Riding with a passenger is a great way to share your love of motorcycling. It’s a good idea to educate your pillion partner on how to be a good passenger. Here are some tips to ensure that the ride-sharing experience is fun for both of you.

1. ATGATT (All The Gear All The Time)
Insist on full protective gear for you and your passenger. This should include a DOT-certified helmet. Although this is not required by CO law it IS the safest way to ride. Eye protection, which IS required by CO law; pants and a protective jacket–preferably leather or textile designed for slide protection; full-coverage footwear; and, of course, gloves. Don’t forget seasonally appropriate layers to combat heat and wind chill. In the mountains, we have the unique potential of experiencing all 4 seasons during a ride!

2. Pre-Ride Briefing
Go over parts of the bike that can burn or otherwise hurt the passenger if they are new to motorcycles. Be sure they understand that bikes must lean to corner and that the tires provide plenty of grip. Go over what they should expect during the ride and come up with hand signals for communication (or practice using whatever communication device you might have).

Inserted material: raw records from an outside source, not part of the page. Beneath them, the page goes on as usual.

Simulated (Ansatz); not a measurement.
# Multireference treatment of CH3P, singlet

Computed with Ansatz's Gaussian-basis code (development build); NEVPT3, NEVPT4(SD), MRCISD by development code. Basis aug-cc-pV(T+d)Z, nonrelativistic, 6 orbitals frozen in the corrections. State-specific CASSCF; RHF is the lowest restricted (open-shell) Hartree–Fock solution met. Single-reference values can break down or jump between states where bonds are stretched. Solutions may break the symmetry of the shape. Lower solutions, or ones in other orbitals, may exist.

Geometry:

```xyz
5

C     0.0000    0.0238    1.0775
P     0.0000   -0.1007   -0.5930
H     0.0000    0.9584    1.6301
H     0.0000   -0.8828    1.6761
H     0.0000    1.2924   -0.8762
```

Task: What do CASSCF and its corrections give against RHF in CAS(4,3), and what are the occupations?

3. Show Them Where to Hang On
A passenger on a motorcycle should pay attention to what’s going on and to brace for braking and acceleration by holding the grab handles or the waist of the rider and pushing into the foot pegs/boards with their feet. It’s the rider’s job to ride smoothly and to avoid abrupt or extreme starts and stops, but the passenger plays a critical role in overall bike stability. The passenger should not put their feet down when stopping. Some passengers think it will help but it can actually cause imbalance.

4. Lean With The Rider
Passengers new to the backseat of a motorcycle can get nervous and counter the rider’s steering efforts by sitting upright in corners. To avoid a counter-leaning problem, the passenger should lean with the bike and look over the inside shoulder of the rider.

5. Find A Balance
Once you have ridden together for a while you will learn the best hand signals or other communication methods and you will quickly get into a routine. Be sure to find a balance of riding and stopping that keeps both the rider and the passenger happy, hydrated and comfortable. Some enthusiasts can ride for hours without a stop and some like to stretch after 30 minutes have passed. If both rider and passenger have something to look forward to then the trips can easily become a fun way to spend time working as a team and spending time together.